Despite our state’s long-running reputation for award-winning local and regional news publications, North Carolina and Georgia were in fact the last two of the original colonies to establish a printing press. North Carolinians mainly relied on Virginia and South Carolina newspapers to keep up with current affairs, as it had economic ties to Williamsburg and Charleston. The Virginia Gazette, established by William Parks, was highly regarded at the time.
James Davis, a printer in Parks’ Williamsburg shop, was sent to New Bern in 1749 to open the first public printing office in North Carolina. The first piece published there was the Journal of the House of Burgesses. Davis only printed legal documents or money in the first few years.
On August 9, 1751, the first issue of the North Carolina Gazette was printed in New Bern, and distributed from the “printing office, near the church” — an indication of how small the operations were. The original title of the paper was actually the Noth Carolina Gazette, and its slogan was “With the Freshest Advices, Foreign & Domestic.” It cost “4 Shillings, Proclamation Money, per Quarter” — the same amount you would pay for a roasting pig.
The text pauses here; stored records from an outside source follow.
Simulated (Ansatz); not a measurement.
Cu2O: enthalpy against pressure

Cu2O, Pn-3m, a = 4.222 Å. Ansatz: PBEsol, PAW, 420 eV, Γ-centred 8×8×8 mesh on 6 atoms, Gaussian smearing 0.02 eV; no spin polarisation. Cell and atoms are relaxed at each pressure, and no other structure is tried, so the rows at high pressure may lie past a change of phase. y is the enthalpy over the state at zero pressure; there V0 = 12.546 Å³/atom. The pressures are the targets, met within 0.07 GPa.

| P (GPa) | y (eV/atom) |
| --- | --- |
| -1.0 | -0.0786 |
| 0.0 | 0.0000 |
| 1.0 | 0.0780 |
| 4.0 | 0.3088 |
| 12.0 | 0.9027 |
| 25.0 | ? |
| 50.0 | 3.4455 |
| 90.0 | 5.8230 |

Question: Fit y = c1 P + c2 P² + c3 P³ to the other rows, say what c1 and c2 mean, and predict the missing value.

The North Carolina Gazette was nothing like the newspapers we know today; it was four pages, and was said to be issued weekly (although it appears to have been published more sporadically than this). Headlines only listed the city that the news was coming from and the date it occurred, such as “London, July 5” or “Genoa, Sept. 15.”
The news itself was typically three or more months old, but circulation was a bit slower during this time period. It also tended to cover foreign affairs, as opposed to news of what was happening in the other colonies. The first page appeared to be dedicated to a new essay with each new paper, but strayed from this structure occasionally. A notable instance of this was a letter to William Pitt that had originally been published in an English newspaper.
The last page was dedicated to advertisements, which had no flashy display or illustrations. But just like today’s print publications, these advertisements provided a major source of revenue for the Gazette. An advertisement of “moderate length” would cost three shillings the first week it ran, and two shillings every week after. These ads tended to be about merchant’s products, legal advice, or runaway slaves.
The paper was in circulation off and on until October 18, 1759, although some sources say it may have been discontinued as late as 1761. In 1764, Davis began The North-Carolina Magazine; or Universal Intelligencer. Although it was called a magazine, it was actually a carbon copy of the original Gazette — only with even fewer pages. In May 1768, he returned to the a slightly altered version of the original title (using “North-Carolina” instead of “Noth Carolina”).
Ultimately, Davis would keep distributing the Gazette until his death in 1785. Issues arose, such as the Revolutionary War and a storm that destroyed the print shop. Only six issues of the paper remain today, but researchers have been able to gain an understanding of colonial life and the newspaper business from these remnants. While it may have been sparse, the publication of the North Carolina Gazette marks the beginning of a rich news history in North Carolina, and ultimately paved the way for future newspapers across the state.